Ontario Strengthening Protections for Vulnerable Workers

Ministry of Labour

Today, Bill 18, the Stronger Workplaces for a Stronger Economy Act, 2014, passed third reading with all party support in the Ontario legislature. 

The new act supports Ontario's Poverty Reduction Strategy, and is designed to further increase protections for vulnerable workers. The act will help workers by:

  • Tying future minimum wage increases to the Consumer Price Index for Ontario which will be announced by April of each year, and come into effect on Oct.1
  • Ensuring Occupational Health and Safety Act coverage for unpaid co-op students and other unpaid learners , which will give them protection under the OHSA such as the right to know about workplace hazards and the right to refuse unsafe work
  • Eliminating the $10,000 cap on the recovery of unpaid wages through Ministry of Labour orders to pay and increasing the period of recovery to two years

  • Expanding employment protections to cover all foreign employees who come to Ontario under an immigration or foreign temporary employee program
  • Holding temporary help agencies and their employer clients accountable for certain employment standards violations, such as failure to pay regular wages, overtime pay, and public holiday entitlements.
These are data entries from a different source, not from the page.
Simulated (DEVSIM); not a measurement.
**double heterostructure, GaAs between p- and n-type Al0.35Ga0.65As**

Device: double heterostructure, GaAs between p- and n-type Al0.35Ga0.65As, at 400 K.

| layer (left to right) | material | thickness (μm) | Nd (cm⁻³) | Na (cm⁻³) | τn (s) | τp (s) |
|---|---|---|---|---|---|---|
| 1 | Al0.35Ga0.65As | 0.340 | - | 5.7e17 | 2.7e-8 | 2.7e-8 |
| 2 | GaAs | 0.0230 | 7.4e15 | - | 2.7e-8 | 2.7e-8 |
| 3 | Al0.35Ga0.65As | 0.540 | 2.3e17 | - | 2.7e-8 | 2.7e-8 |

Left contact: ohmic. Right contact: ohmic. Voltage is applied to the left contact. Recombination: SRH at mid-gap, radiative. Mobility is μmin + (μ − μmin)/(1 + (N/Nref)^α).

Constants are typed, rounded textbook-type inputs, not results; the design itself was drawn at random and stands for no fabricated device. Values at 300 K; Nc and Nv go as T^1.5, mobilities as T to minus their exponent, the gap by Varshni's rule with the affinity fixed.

Protecting vulnerable workers and making the minimum wage fair is part of the government's economic plan for Ontario. The four-part plan is building Ontario up by investing in people's talents and skills, building new public infrastructure like roads and transit, creating a dynamic, supportive environment where business thrives, and building a secure savings plan so everyone can afford to retire.

Quick Facts

  • The act builds on the 2014 increase to minimum wage from $10.25 to $11 per hour.
  • The original version of the bill was introduced nearly a full year ago, in December 2013.
  • This new legislation acts on the recommendations of Ontario’s Minimum Wage Advisory Panel, which included business, labour, youth and anti-poverty representatives.
  • The number of temporary foreign workers in Ontario has risen from 91,000 in 2008 to 133,000 in 2013.
  • Ontario joins other provinces and territories that have set longer time limits for the recovery of wages, allowing workers more time to get the wages they are rightfully owed.
  • The new legislation builds on work reflected in recent reports such as the United Way/McMaster University “It’s More Than Poverty" report prepared by the Poverty and Employment Precarity in Southern Ontario research group and the “Vulnerable Workers and Precarious Work" report by the Law Commission of Ontario.

Background Information

Additional Resources

Quotes

Kevin Flynn

“Taking the politics out of setting the minimum wage provides fairness for workers and predictability for businesses. This legislation will also protect the most vulnerable workers and level the playing field for employers who play by the rules. These are the right steps to take; they will make Ontario a better place to work and run a business.”

Kevin Flynn

Minister of Labour

Deb Matthews

“Our government’s renewed, refocused effort to reduce poverty — Realizing Our Potential — is built around and rooted in the determination of people struggling with poverty, those who are trying to get ahead and fully participate in the communities and the province they call home. I’m proud of our government’s record on raising the minimum wage and continuing to transform social assistance too as we work to lift Ontarians out of poverty and maintain an effective social safety net for those in need.”

Deb Matthews

Deputy Premier, President of the Treasury Board and Minister Responsible for the Poverty Reduction Strategy

“Bill 18 is an important move by the Government of Ontario to protect vulnerable workers. It comes at a significant time. Research shows that almost half of all jobs in our region are now precarious: part time, temporary, or contract work. Better protection for these workers will make people and their families more stable and secure - and will promote greater economic stability for all Ontarians.”